The Personal Side of Bias, Prejudice, and Oppression
To complete this assignment, ask yourself these questions:
- What memory do you have of an incident when you experienced bias, prejudice, and/or oppression, or witnessed someone else as the target of bias, prejudice, and/or oppression? Keep in mind that one can encounter such incidents in real contexts, including online environments, as well as in fictional ones, such as movies, books, television shows, and the like.
I remember being called "nigger" by many people throughout my lifetime. I was called that when I took someone else's parking spot, after accidentally bumping into someone while walking in the mall, in anger from an ex-boyfriend, and once by a former co-worker.
- In what way(s) did the specific bias, prejudice and/or oppression in that incident diminish equity?

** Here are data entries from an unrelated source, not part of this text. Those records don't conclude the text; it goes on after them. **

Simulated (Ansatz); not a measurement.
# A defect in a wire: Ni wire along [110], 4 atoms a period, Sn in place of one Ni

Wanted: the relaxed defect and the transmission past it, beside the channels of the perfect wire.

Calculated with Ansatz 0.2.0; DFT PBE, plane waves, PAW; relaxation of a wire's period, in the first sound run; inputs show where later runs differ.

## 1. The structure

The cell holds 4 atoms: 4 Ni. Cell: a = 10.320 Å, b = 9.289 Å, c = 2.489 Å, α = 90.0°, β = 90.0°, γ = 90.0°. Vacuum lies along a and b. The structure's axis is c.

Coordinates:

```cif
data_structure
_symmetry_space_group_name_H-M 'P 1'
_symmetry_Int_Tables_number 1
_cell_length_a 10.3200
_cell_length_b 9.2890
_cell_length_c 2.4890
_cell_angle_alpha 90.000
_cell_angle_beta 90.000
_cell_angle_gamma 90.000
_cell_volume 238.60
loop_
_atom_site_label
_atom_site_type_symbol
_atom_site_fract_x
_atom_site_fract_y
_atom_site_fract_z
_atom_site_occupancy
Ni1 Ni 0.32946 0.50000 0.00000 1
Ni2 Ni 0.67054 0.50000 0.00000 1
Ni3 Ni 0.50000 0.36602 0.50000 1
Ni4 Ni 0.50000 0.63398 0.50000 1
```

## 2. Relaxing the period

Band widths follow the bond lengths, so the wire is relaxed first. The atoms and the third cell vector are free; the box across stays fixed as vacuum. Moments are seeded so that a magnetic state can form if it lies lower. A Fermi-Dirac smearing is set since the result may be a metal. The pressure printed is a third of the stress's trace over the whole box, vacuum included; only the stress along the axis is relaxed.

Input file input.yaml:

In my eyes, it did not diminish my equity in the situations because that word does not have the same effect on me as it might another black or bi-racial person of color. The word is just a word to me and I understood why the persons were saying it. They felt powerless in the situation so it was them who suffered the lack of equity. They were trying to hurt me with words (which is impossible because I choose to not let words hurt me). They thought by calling me a derogatory name, they would gain the upper hand in the situation. Unfortunately for them, nothing of the sort happened. The lady did not get the parking spot. The bumped person in the mall walked away angry, and the ex-boyfriend and former co-workers still lost their battles with me and had to resort to name-calling (the most immature and unsophisticated way to end a discussion)
- What feelings did this incident bring up for you?
Again, the feelings from those incidents were not ones wherein I felt bad because someone had used a racial slur to try and hurt me. They didn't know I choose to not let words hurt so they were confused. They felt powerless still because i did not yell back or retaliate with name-calling. I felt empowered and confident when I calmly said, "I am so sorry you are so upset with me. I apologize for anything I've done to add to your discomfort."
- What and/or who would have to change in order to turn this incident into an opportunity for greater equity?
I suppose the other people would have to be willing to calm down and discuss their state of being at the moment in order for us to move past the anger and just agree to disagree. I would like to think that my willingness to not respond in kind would open a door for further discussion.
Kim, what a great way to handle being called that word. I don't let that word bother me either, it is when they call me a mutt that I get upset. I will try your way of responding in the future.